I’ve never seen a president of the United States while or after he was in office, but I’ve seen two presidents before they attained that office.  Future President Lyndon B. Johnson, while he was still in the United States Congress, spoke at Howard Payne during my senior year, and Arkansas Governor (later U.S. President) Bill Clinton campaigned through our TIMEX offices during his reelection bid one year (I managed to avoid shaking hands).  That’s about as close as I wanted to come to those two; I never voted for either for any office.

As noted in an earlier segment, I was working in Midland, Texas in early summer 1949, about the time two future presidents (the elder George Bush and his family, including a two-year-old son, George W.) moved there.  However, if I saw them, it was only in passing, and unknowingly.

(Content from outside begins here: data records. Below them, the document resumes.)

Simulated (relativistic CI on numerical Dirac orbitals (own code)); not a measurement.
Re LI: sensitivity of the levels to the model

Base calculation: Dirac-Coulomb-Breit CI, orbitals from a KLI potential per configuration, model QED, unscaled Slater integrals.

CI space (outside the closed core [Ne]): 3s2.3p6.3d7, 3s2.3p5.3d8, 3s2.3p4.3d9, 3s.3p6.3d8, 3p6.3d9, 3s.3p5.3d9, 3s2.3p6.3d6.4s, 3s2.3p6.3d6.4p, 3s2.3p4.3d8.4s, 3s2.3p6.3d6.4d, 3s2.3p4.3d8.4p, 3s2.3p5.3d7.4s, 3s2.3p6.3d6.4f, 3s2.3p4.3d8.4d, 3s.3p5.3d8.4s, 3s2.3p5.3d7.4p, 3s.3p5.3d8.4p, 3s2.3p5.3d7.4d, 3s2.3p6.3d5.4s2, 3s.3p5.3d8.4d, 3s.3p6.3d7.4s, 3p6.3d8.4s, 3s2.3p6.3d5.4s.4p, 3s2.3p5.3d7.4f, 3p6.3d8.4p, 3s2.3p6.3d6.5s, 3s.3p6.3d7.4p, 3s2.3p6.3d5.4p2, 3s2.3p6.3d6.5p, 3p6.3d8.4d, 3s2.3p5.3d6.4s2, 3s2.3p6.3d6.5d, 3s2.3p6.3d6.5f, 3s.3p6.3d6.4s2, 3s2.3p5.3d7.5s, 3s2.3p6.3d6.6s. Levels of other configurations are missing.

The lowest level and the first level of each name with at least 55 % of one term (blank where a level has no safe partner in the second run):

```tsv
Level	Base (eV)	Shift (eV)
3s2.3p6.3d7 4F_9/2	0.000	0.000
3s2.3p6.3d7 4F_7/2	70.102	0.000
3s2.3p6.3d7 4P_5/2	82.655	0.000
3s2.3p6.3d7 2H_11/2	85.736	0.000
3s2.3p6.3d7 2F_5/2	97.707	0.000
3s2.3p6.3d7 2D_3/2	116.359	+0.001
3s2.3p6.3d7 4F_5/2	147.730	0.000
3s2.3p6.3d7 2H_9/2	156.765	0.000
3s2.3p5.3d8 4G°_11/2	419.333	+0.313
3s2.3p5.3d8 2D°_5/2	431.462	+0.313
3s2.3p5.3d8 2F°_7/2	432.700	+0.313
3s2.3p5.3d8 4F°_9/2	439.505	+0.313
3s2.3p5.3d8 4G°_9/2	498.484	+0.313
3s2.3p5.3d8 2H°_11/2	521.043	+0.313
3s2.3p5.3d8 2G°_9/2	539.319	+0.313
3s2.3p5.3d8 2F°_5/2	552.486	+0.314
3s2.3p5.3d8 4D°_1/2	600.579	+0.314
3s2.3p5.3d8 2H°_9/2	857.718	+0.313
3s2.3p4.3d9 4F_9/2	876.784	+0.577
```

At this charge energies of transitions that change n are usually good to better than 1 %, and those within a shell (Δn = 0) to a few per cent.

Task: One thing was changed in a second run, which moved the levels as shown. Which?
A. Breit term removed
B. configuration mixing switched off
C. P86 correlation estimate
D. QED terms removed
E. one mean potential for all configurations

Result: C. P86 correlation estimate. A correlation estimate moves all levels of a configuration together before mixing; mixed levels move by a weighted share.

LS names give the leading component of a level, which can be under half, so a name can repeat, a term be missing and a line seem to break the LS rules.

I knew three young men during my high school, college, and early working years who were destined for substantial positions in U.S. religio/political life:

 

·         Cecil Sherman was a year behind me in Fort Worth’s Polytechnic High School, and was from a comparable middle-class family.  His uncle, Mr. John Brannon, was our teacher in the Young People’s Sunday School department at Poly Baptist Church; Mr. Brannon often asked Cecil to substitute for him when he had to be away.  Cecil was a superb teacher as a young man, went on to successful pastorates, then ultimately became a leader of the moderate wing among Southern Baptists, and was the first moderator (executive officer) of the Cooperative Baptist Fellowship.  I haven’t seen Cecil since 1950, but have corresponded with him a few times in recent years, as will be noted in the segment on “CIVIC AND CHURCH POLITICS”).

·         Jimmy Allen, son of a Baptist pastor in Dallas, was a student at Howard Payne College three of the four years I was there.  Jimmy also went on to successful pastorates of Southern Baptist churches (including the First Baptist Church of San Antonio), was the last “moderate” president of the Southern Baptist Convention before the 1979 conservative resurgence, then became a leading participant in formation of the Cooperative Baptist Fellowship.  I haven’t seen Jimmy since the ‘60s when (1) he preached for revival services at Pioneer Drive Baptist Church in Abilene and (2) he and I were on the same flight from New York to Dallas a year or two after I left Abilene.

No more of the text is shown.